Kyle Busch, gone, but never forgotten
I know I haven't been on lately, but this past week and this week, I've had no motivation to do absolutely anything. I can't even sleep at night. I am shaken to the core about the death of Kyle Busch and the fact that he was only forty-one. FORTY-ONE. THAT COULD'VE BEEN ME. THAT COULD'VE BEEN YOU. Life is so fragile, and sometimes we forget just how quickly everything can change until tragedy hits us straight in the chest.
Lately, I've felt physically sick to my stomach. I have no appetite. I'm forcing myself to do the bare minimum just to get through the day. I may not have always been the biggest fan of Kyle, but grief doesn't care about rivalries or opinions. A loss like this shakes the entire NASCAR world. It reminds me so much of when Dale Sr died. Two legends. Two larger-than-life personalities. Both taken from us far too soon.

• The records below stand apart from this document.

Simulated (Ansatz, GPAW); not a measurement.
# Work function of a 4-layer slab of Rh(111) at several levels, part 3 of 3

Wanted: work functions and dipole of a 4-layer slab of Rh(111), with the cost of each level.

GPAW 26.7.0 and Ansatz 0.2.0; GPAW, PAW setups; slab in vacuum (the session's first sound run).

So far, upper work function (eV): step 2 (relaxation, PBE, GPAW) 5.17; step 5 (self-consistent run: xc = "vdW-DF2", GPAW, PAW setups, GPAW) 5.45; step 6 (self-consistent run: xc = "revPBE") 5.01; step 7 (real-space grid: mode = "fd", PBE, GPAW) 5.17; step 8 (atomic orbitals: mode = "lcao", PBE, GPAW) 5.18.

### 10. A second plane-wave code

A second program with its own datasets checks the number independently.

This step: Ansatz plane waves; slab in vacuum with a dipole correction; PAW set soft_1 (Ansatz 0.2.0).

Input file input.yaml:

The hardest part for me to think about is his family. His wife. His friends. And especially his son. That little boy adored his dad. Kyle wasn't just a NASCAR driver to him — he was his hero, his role model, his biggest supporter, his best friend. I cannot even begin to imagine the pain of losing your father at such a young age, especially someone who was there for every moment, cheering you on, teaching you, loving you unconditionally.
It hurts seeing interviews, photos, old race clips, hearing radio communications, remembering all the moments people took for granted because nobody ever thinks the last race, the last interview, the last goodbye will actually be the last. That's the cruel thing about grief — it makes you replay everything differently.
I feel heartbroken. I feel devastated. I feel numb one second and like I want to throw up the next. The NASCAR community feels quieter now, emptier somehow. Whether you loved Kyle Busch or rooted against him every Sunday, you cannot deny the impact he had on the sport. He gave everything he had to racing. He was passionate, emotional, competitive, stubborn, talented, and unapologetically himself. There will never be another Kyle Busch.
Please hug your loved ones a little tighter tonight. Tell people you love them while you still can. None of us are promised tomorrow, and moments like this are a painful reminder of that.